1	Broken primary flows, data corruption risk, or security-adjacent defects.

1.2 CDF access via Cognite SDK only

Check: All traffic to CDF goes through the official Cognite SDK. Flag any fetch/axios/raw REST to CDF-like URLs that bypasses the SDK.

Score	Why
5	CDF usage is exclusively via the SDK; non-CDF calls are minimal and intentional.
4	SDK used for CDF; one borderline or legacy call worth confirming.
3	Mix of SDK and direct calls with weak justification.
2	Repeated or critical paths use raw CDF HTTP instead of the SDK.
1	Custom CDF clients, token handling outside SDK patterns, or undisclosed CDF endpoints.

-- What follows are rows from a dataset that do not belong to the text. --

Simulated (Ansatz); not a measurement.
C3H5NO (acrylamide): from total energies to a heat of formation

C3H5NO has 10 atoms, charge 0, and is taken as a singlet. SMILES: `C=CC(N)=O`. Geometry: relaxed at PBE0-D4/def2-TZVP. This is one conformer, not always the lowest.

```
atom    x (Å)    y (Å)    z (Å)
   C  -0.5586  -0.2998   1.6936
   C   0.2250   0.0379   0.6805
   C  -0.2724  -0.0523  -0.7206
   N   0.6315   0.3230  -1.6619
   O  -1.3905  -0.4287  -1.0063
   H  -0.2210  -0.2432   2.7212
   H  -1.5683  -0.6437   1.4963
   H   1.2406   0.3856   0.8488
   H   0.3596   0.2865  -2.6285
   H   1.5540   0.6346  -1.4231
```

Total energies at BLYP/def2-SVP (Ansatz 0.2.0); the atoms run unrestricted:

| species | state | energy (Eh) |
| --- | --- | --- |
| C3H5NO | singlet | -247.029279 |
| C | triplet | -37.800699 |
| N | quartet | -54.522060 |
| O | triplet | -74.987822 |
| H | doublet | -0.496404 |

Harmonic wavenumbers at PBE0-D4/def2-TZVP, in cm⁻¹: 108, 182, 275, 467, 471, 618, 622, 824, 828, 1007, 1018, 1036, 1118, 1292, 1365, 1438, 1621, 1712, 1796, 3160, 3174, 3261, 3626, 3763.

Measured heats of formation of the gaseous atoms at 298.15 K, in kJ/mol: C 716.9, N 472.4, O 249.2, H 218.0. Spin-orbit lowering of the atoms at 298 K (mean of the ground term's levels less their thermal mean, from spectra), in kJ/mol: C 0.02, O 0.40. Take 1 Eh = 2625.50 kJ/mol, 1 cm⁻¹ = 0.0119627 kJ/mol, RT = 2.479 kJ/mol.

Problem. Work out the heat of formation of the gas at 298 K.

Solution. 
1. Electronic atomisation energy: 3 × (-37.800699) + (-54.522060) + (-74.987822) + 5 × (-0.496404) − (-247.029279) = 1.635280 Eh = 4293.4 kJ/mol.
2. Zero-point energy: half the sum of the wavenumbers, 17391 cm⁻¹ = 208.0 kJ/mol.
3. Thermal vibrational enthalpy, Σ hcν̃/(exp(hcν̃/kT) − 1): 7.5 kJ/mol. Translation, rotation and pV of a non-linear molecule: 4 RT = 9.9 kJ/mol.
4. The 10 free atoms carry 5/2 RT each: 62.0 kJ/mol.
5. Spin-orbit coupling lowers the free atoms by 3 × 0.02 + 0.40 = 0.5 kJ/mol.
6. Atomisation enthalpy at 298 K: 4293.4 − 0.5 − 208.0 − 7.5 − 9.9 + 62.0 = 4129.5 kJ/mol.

1.3 Dependencies and packages

Check: package.json / lockfiles; unmaintained packages, duplicate majors, known CVEs, license issues, install scripts.

Score	Why
5	Dependencies are current, trustworthy, and scanned; no red flags.
4	Small updates or pinning tweaks needed; no serious supply-chain signals.
3	Outdated or heavy deps; plan to upgrade documented.
2	High-risk packages, excessive bundle, or unclear provenance.
1	Known-vulnerable, deprecated, or malicious-adjacent dependency usage.

1.4 Test coverage

Check: Unit and integration tests for critical logic, API contracts, and error handling; CI runs tests; coverage adequate for risk.

Hard gate: Coverage tooling must be configured and working. Overall line coverage must be ≥ 80%.

Score	Why
5	Critical paths well covered; ≥ 80% line coverage; failures easy to localize.
4	Good coverage (≥ 80%) with a few gaps in secondary modules.
3	Core flows partially tested; coverage below 80% or important branches missing.
2	Sparse tests; coverage well below 80%; refactors would be unsafe.
1	No meaningful automated tests, or coverage tooling not configured.

1.5 Dead code and maintainability

Check: Unused exports, unreachable branches, commented-out blocks, duplicate utilities.

Hard gate: Unreachable pages, entirely unused files, and significant dead code blocks must be removed before approval (score 1–2, must fix).

Score	Why
5	Codebase is lean; dead paths removed or clearly feature-flagged with owners.
4	Minor cruft; quick cleanup possible.
3	Noticeable dead code or duplication; increases review and bug surface.
2	Large unused areas or confusing structure; hard to reason about behavior.
1	Unmaintainable tangle; dead code masks real execution paths.

1.6 Coding patterns and testability

Check: Dependency injection via React context; interface-based services; ViewModel pattern for pages.

// Preferred: injectable via context
const defaultDependencies = { useDataSource, useAnalytics };
export type UseMyHookContextType = typeof defaultDependencies;
export const UseMyHookContext = createContext<UseMyHookContextType>(defaultDependencies);
export function useMyHook() {
  const { useDataSource } = useContext(UseMyHookContext);
}

Score	Why
5	DI via context throughout; interface-based services; ViewModel hooks for pages; type-safe mocks.
4	Mostly good patterns; one or two hooks import directly but still testable.
3	Mixed: some injectable, others import directly; `vi.mock` used frequently.
2	Most hooks hard-code dependencies; tests rely on module mocking throughout.
1	No DI; global singletons or direct SDK calls throughout.

2.1 DMS query patterns (search / query vs heavier paths)

Check: For read-heavy workloads where filters allow, prefer APIs that hit Elasticsearch (query or search on instances) rather than overusing list paths that stress Postgres.

Score	Why
5	Read paths use the lightest suitable DMS API; writes and exceptions are documented.
4	Mostly correct; one or two calls could move to query/search.
3	Mix of appropriate and heavy reads; performance risk under load.
2	Default pattern is heavier than needed; likely to stress Postgres or DMS.
1	Systematic misuse of APIs contrary to platform guidance.

2.2 Server-side filtering

Check: Filters, limits, and projections applied in the API request — not by downloading large result sets and filtering in the browser.

Score	Why
5	Payloads are tight; filtering expressed in queries; pagination is real, not simulated.
4	Minor over-fetch; easy to tighten.
3	Repeated patterns of client-side filtering on medium result sets.
2	Large downloads with in-memory filtering; obvious scalability issue.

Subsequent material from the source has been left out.